Merge pull request #1065 from no23reason/dho/cq-1387-pandas

hkad98 · web-flow · commit e49ec2956ebe · 2025-06-12T14:45:02.000+02:00
feat: add on_execution_submitted to gooddata_pandas
diff --git a/gooddata-pandas/gooddata_pandas/data_access.py b/gooddata-pandas/gooddata_pandas/data_access.py
@@ -1,14 +1,14 @@
 # (C) 2021 GoodData Corporation
 from __future__ import annotations
 
-from typing import Any, Optional, Union
+from typing import Any, Callable, Optional, Union
 
 from gooddata_sdk import (
     Attribute,
     AttributeFilter,
     CatalogAttribute,
+    Execution,
     ExecutionDefinition,
-    ExecutionResponse,
     Filter,
     GoodDataSdk,
     Metric,
@@ -257,7 +257,7 @@ def _compute(
     columns: ColumnsDef,
     index_by: Optional[IndexDef] = None,
     filter_by: Optional[Union[Filter, list[Filter]]] = None,
-) -> tuple[ExecutionResponse, dict[str, int], dict[str, int], dict[str, int]]:
+) -> tuple[Execution, dict[str, int], dict[str, int], dict[str, int]]:
     """
     Internal function that computes an execution-by-convention to retrieve data for a data frame with the provided
     columns, optionally indexed by the index_by label and optionally filtered.
@@ -271,7 +271,7 @@ def _compute(
 
     Returns:
         tuple: A tuple containing the following elements:
-        - ExecutionResponse: The execution response.
+        - Execution: The execution response.
         - dict[str, int]: A mapping of pandas column names to attribute dimension indices.
         - dict[str, int]: A mapping of pandas column names to metric dimension indices.
         - dict[str, int]: A mapping of pandas index names to attribute dimension indices.
@@ -299,20 +299,20 @@ def _compute(
 #
 
 
-def _extract_for_metrics_only(response: ExecutionResponse, cols: list, col_to_metric_idx: dict) -> dict:
+def _extract_for_metrics_only(execution: Execution, cols: list, col_to_metric_idx: dict) -> dict:
     """
     Internal function that extracts data for metrics-only columns when there are no attribute columns.
 
     Args:
-        response (ExecutionResponse): The execution response to extract data from.
+        execution (Execution): The execution response to extract data from.
         cols (list): A list of column names.
         col_to_metric_idx (dict): A mapping of pandas column names to metric dimension indices.
 
     Returns:
         dict: A dictionary containing the extracted data.
     """
-    exec_def = response.exec_def
-    result = response.read_result(len(exec_def.metrics))

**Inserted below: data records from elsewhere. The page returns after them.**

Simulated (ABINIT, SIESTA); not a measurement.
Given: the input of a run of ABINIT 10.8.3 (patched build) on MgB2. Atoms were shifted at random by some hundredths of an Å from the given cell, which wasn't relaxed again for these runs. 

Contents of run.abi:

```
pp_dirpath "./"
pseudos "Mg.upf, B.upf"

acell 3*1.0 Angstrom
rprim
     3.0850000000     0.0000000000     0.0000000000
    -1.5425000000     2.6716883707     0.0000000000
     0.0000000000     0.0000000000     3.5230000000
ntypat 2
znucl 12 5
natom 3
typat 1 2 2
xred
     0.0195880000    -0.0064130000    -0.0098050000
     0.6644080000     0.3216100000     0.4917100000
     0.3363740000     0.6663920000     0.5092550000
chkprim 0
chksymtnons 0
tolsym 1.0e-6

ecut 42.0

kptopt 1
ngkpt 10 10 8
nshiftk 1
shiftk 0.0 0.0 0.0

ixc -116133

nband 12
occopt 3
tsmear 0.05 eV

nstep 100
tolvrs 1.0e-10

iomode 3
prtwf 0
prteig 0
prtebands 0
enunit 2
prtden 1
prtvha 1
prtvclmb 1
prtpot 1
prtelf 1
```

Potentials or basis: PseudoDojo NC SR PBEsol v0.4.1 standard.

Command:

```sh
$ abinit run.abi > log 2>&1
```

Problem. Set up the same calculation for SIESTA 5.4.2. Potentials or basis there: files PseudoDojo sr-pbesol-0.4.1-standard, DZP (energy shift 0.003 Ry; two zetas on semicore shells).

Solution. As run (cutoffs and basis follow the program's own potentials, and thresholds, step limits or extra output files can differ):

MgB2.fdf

+    exec_def = execution.exec_def
+    result = execution.read_result(len(exec_def.metrics))
     if len(result.data) == 0:
         return {col: [] for col in cols}
 
@@ -345,7 +345,7 @@ def _typed_result(attributes: list[CatalogAttribute], attribute: Attribute, resu
 
 
 def _extract_from_attributes_and_maybe_metrics(
-    response: ExecutionResponse,
+    execution: Execution,
     attributes: list[CatalogAttribute],
     cols: list[str],
     col_to_attr_idx: dict[str, int],
@@ -357,7 +357,7 @@ def _extract_from_attributes_and_maybe_metrics(
     optionally metrics columns.
 
     Args:
-        response (ExecutionResponse): The execution response to extract data from.
+        execution (Execution): The execution response to extract data from.
         attributes (list[CatalogAttribute]): The catalog of attributes.
         cols (list[str]): A list of column names.
         col_to_attr_idx (dict[str, int]): A mapping of pandas column names to attribute dimension indices.
@@ -370,11 +370,11 @@ def _extract_from_attributes_and_maybe_metrics(
         - dict: A dictionary containing the extracted data.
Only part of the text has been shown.